With the limited data at hand, it is not very grateful to learn a model that generalizes to unseen data. In the domain of raw words, people can use a large corpus, like Wikipedia to learn a model for the “big picture”. For movies, there is no common data set.
There are a couple of sites that try to gather information regarding movies, but they do not share a common focus. Even worse, there is not a single site -not that we are aware of- that allows access to the whole data set in a machine-readable way. What comes closest to a such a data set is the text interface of a well known movie database site.
We assume that the keywords of this dataset are also very sparse, so we analyzed the distribution for a set of movies, where each movie received at least 500 votes. This leads to about 102K keywords and 75K movies with these statistics:
– ~40% of the keywords have a frequency of exactly one
– a movie has ~20 keywords on average
– the variance of the keywords is about ~19500
Stated differently, the situation is very similar to what we described in our previous posts and without some kind of “unification”, it is almost hopeless to use the keywords directly as features. However, even with a simple taxonomy we can improve the situation a lot. Let us assume that we have two keywords ‘robot-doll’ and ‘robot-cop’. There is no doubt that both keywords share the parent concept ‘robot’, so we can map all those words to this concept.

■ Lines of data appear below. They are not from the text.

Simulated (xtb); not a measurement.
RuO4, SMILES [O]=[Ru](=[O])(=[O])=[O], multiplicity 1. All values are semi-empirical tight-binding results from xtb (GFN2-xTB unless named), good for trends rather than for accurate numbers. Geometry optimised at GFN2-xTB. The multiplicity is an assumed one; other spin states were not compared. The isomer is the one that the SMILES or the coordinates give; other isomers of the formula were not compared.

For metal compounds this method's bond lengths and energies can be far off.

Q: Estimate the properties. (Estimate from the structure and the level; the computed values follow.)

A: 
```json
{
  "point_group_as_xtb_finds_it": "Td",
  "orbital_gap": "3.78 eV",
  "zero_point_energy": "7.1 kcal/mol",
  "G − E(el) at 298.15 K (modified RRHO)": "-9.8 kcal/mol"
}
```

We performed a simple test and found out that 75 keywords could be mapped to this concept. Now, if these keywords are all one-time words, we can at least unify 75 movies to a common concept instead of having a set of 75 disjoint features. Of course, we loose a lot of information during this process, but on the other hand, we gain a lot by noting that all these movies have at least something to do with robots.
Furthermore, we can combine the approach with our most recent idea to use synsets, sets of synonyms for words, to relate one-time keywords with more frequent keywords.